Lucid Lang: “Fiscal Speech”

Last week’s U.S. Supreme Court decision to lift spending limits on political contributions removes “free” from “free speech.”

Corrupt corporations and queasy conglomerates now have the ability for limitless spending on ads, further dwarfing the messages from small groups such as non-profits supporting the poor as well as environmental and educational advocates.

Slimy stockholders and despicable directors now hold the purse (and puppet) strings of the kooky “conservative” candidate that best protects their bottom line.

With exponential streaming slander possible, Wall Street swine have essentially priced Main Street soccer moms out of the market. (So much for equal rights.)
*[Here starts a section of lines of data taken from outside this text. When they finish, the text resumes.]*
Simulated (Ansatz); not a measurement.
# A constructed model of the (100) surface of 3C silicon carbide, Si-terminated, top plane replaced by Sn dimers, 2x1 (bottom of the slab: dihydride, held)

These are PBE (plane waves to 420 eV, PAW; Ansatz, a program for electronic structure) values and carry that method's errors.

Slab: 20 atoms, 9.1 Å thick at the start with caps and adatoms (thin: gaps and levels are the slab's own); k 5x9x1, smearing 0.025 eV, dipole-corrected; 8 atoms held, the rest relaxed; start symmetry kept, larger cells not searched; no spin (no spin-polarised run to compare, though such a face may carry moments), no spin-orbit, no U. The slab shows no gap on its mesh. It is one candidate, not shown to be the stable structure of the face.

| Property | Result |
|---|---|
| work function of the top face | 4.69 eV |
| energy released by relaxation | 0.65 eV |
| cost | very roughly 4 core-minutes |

By overturning two precedents, the conservative-leaning justices said it was a return to principles of the First Amendment.

The new ruling, however, switches the amendment’s subject from singular citizens and small groups to corporations and labor unions that essentially represent small power centers, not the majority of the citizenry.

The amendment was added the constitution as an affirmation of civil liberties — you know — the establishment of protections for the individual against the state.

The ruling, however, was an ominous cloud cast over the country’s semblance of an open society.

“If you cannot ban corporate spending on ads, how is it that you are allowed to ban corporate contributions to candidates?” asked Nathaniel Persily, a Columbia Law School professor in Monday’s New York Times. “That is the next shoe to drop.”

Star Tribune commentary editor D.J. Tice said corporations and other advocacy groups should have the same rights allotted to newspaper editorials that endorse candidates. His newspaper forum example says the paper’s investment interests influence the campaigns at critical junctures.

However, a newspaper editorial, even at the height of print journalism, was a mere one-time influx of an opinion. It was held to ideals. The premise was fact-based, accountable and written in black and white.

If corporations can fund repeat advertisements, slander and sensationalism will rule – not issues, which newspaper positions are based on, unlike what Tice seems to believe.

Secondly, the track record of corporations is anti civil liberties. (Note top of mind examples such as: Fees on credit cards, reluctance to increase the minimum wage and routine exploitation of resources, labor, etc.)

Most importantly, the equal opportunity of every man is surrendered to those with the most money.

The era of “free speech” has morphed into an omnipotent era where “free” is this context no longer lucid.

Call it the era of “fiscal speech.”

G

For the record, the First Amendment:

Congress shall make no law respecting an establishment of religion, or prohibiting the free exercise thereof; or abridging the freedom of speech, or of the press; or the right of the people peaceably to assemble, and to petition the Government for a redress of grievances.